Thursday, July 03, 2008

Haan, mujhe Marmite se Pyaar hai!

This is an article from the Times of India, 18 Jan 2002. The page no longer exists, so I extracted it from Google's cache, since it deserves to be preserved for posterity. I only found it while looking for shops in India that might sell a breakfast spread known as "Marmite".

My grandfather discovered Marmite during his studies at London School of Economics, way back in 1920's or whenever. Somehow we had a stash of the yummy gooey stuff when I was growing up, way back in 1980's. Then suddenly they both disappeared from our lives-- grampa and Marmite.

Last month I accompanied a cousin for some mundane grocery shopping in a Singapore mini-mart and what do I see, a gleaming bottle of Marmite, looking exactly as it did years ago, sitting there alone on the shelf. After a moment hesitation, I grabbed the $4 bottle and got her home. Alas, I fell in love with it all over again and so did my dad! I say alas because I haven't found any store in Bangalore selling this yet, including the often-dependable "Spar".

Until someone's coming over from Singapore, then, we can but scroogily apply the manna on our daily bread.... and pray.


Now for the article I found on TOI:

"Marmite is more than a simple food product: it is a cultural icon, a national symbol. Marmite toast soldiers (dipped into soft-boiled eggs, of course) are as nostalgic as any Madeleine, and as comforting as a pair of old pyjamas. Toddlers thrive on it, armies march on it, and it travels abroad in the suitcases of an estimated 11 per cent of British holidaymakers. This year (2002) Marmite celebrates its centenary and Marmite mania is upon the Brits as they salute the enduring, reassuring qualities of the gooey, brown savoury spread in its design-classic jar.

The use of spent brewer's yeast as a food source was discovered in 1680, but it was not until the 19th century that Louis Pasteur and the german chemist Justus von Liebig found that it could be made into a concentrated, savoury vegetarian food that resembled meat in appearance, smell and colour. It was first manufactured for commercial purposes by the Marmite Food Company Ltd in 1902, at a disused malthouse in Burton-on-Trent; today it is a top 100 food brand valued at #30 million, and the largest brand in the deliciously titled ambient spreads market.

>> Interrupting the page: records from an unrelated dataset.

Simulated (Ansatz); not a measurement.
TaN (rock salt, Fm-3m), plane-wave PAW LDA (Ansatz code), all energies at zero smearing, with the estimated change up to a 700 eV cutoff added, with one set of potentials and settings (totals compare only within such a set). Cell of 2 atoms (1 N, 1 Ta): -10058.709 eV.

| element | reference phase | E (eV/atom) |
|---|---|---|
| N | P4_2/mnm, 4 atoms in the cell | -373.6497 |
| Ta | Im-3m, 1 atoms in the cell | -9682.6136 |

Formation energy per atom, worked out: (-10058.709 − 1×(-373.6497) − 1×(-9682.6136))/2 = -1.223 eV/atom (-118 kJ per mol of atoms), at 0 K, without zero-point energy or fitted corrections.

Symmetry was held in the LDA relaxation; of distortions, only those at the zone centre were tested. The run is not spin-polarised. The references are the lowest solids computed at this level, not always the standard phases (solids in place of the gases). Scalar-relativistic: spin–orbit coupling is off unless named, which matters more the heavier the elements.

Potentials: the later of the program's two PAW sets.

In 1912, the discovery of vitamins helped to boost the popularity of the product when it was realised that Marmite provided a good source of five B vitamins (hence its long-running advertising slogan: the growing up spread you never grow out of). During the first world war, Marmite was given to soldiers to combat beri-beri; in the second world war, it became a valued dietary supplement in prisoner-of-war camps. In 1999, it was sent to peacekeeping forces in Kosovo after the company received a letter begging for jars to boost morale.

Realising how severely split the public was, Marmite launched the you-either-love-it-or-hate-it advertising campaign, with such brilliant micro-dramas as the couple who arrive home desperate to have sex. She has a bite of toast with Marmite, kisses him, and he gags disgustedly. As the ads point out, there will always be those who regard the spread as devil's spawn; when it comes to Marmite, there is no middle ground."


Wonder if any fans of Marmite in my readership?


Mama - Mia said...

i think its devil's spawn!! :p

i thot your article had got published in ToI! you bit was really well written!!

but still for the life of me i cant undersatnd how can you LOVE that burnt yucky taste!!

but then the ad says it all!! you have covered the whole ground!! ;)



Swati said...

LOL!! We plan to meet both of you on next saturday. So be there :)

Anonymous said...

This one's for you:

Vidooshak said...

Thanks OJ. so good to read another ode to marmite. now if only someone can tell me where to BUY it in Bangalore? for now, a generous cousin has shipped some more from Singapore. YUMMMM

the mad momma said...

oh but you get it everywhere now i think. i got it in chennai and hyderabad. maybe the next time you know someone going to b'lore from delhi i can send you some!

followed your comment back... nice to meet a fellow marmite lover.